Ottoman Defeat in the Eastern Balkans: the Battle of Vaslui, 1475.
We approach the 540th anniversary of the Turkish defeat at Vaslui, which occurred on 10 January 1475. Compared with the sealing of Magna Carta (1215), or with Agincourt and the burning of Jan Hus at Constance (both 1415), Vaslui is likely to attract scant attention in the media. But for the work of the Leicester Leverhulme Crusades network, the encounter is worth remembering.

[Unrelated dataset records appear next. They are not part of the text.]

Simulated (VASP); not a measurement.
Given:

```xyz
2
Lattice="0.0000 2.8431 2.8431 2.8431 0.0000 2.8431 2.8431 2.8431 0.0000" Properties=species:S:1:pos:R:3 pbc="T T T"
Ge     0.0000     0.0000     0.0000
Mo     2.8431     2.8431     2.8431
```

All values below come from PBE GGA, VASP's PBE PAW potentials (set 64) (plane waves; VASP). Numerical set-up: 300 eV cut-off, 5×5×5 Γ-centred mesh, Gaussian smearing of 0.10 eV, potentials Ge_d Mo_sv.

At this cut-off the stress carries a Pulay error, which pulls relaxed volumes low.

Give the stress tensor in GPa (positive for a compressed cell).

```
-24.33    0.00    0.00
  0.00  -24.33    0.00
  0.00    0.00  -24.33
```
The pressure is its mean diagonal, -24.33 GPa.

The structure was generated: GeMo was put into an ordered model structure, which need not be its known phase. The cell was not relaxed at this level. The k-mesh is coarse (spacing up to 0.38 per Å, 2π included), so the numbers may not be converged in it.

Vaslui lies in present-day Romania, and in 1475 it formed part of the Danubian principality of Moldavia. The country was governed by Prince Stephen III (r. 1457-1504), its most remarkable medieval ruler. Stephen was trying to maintain Moldavia’s independence in the face of powerful and ambitious neighbours, Sultan Mehmed II to the south, King Matthias Corvinus of Hungary to the west, and King Jan I Olbracht of Poland to the north. To that end Stephen had followed the practice of entering into alliance with whomever he judged the most useful to him, without paying too much regard to religious affiliations. His allies included far-flung rulers like Pope Sixtus IV in Rome and Uzun Hasan, the ruler of the Aq Qoyunlu Turkomans, in Iran and Iraq. But in 1475 the religious alignment was relatively clear-cut. Stephen decided to make use of Ottoman difficulties in the east to stop making tribute payments to Istanbul, and he was operating within a crusading framework – Venice, desperate for allies against the sultan, offered him valuable advice and information. Drawing on his superior knowledge of the terrain at Vaslui, Stephen inflicted a crushing defeat on the invading Turkish army under Hadim Suleiman Pasha, the governor of the Ottoman European provinces. There is a very full entry on the battle in Wikipedia including some excellent contemporary illustrations.
So why does Vaslui matter? In the first place, in the whole of Mehmed II’s long reign (1451-81) it ranked among the worst defeats that the sultan suffered at Christian hands. In fact the only more serious setback was the sultan’s personal humiliation at Belgrade in 1456. Coming so soon after Mehmed’s capture of the Venetian naval fortress of Negroponte in 1470 – a demoralizing event not least because it clearly showed Ottoman maritime capability – Vaslui raised hopes in much the same way that Belgrade had done two decades earlier. In the second place, the victorious Moldavians were Orthodox Christians, and this made their success particularly pleasing to Pope Sixtus IV. His policy of encouraging Moldavia to resist the Ottomans appeared to be paying off and Stephen was adroitly holding out the hope that his subjects might enter into full communion with Rome. Church Union coupled with crusade had been the dream of popes for decades, not least because it helped stave off demands for thoroughgoing reform of the Church in the west.
The battle was not a turning point, any more than Agincourt had proved to be. Five years later the Turks were landing troops at Otranto in southern Italy (see my earlier posting). Ottoman encroachments into Moldavia continued and the clarity of 1475’s religious alignment quickly became muddied. But for a brief spell Vaslui seemed to offer light in the darkness.
And its legacy remains imposing, for Voroneţ monastery, which Stephen III founded nearby to commemorate his triumph, remains a UNESCO World Heritage Site, a masterpiece of late medieval Moldavia’s dynamic and colourful art.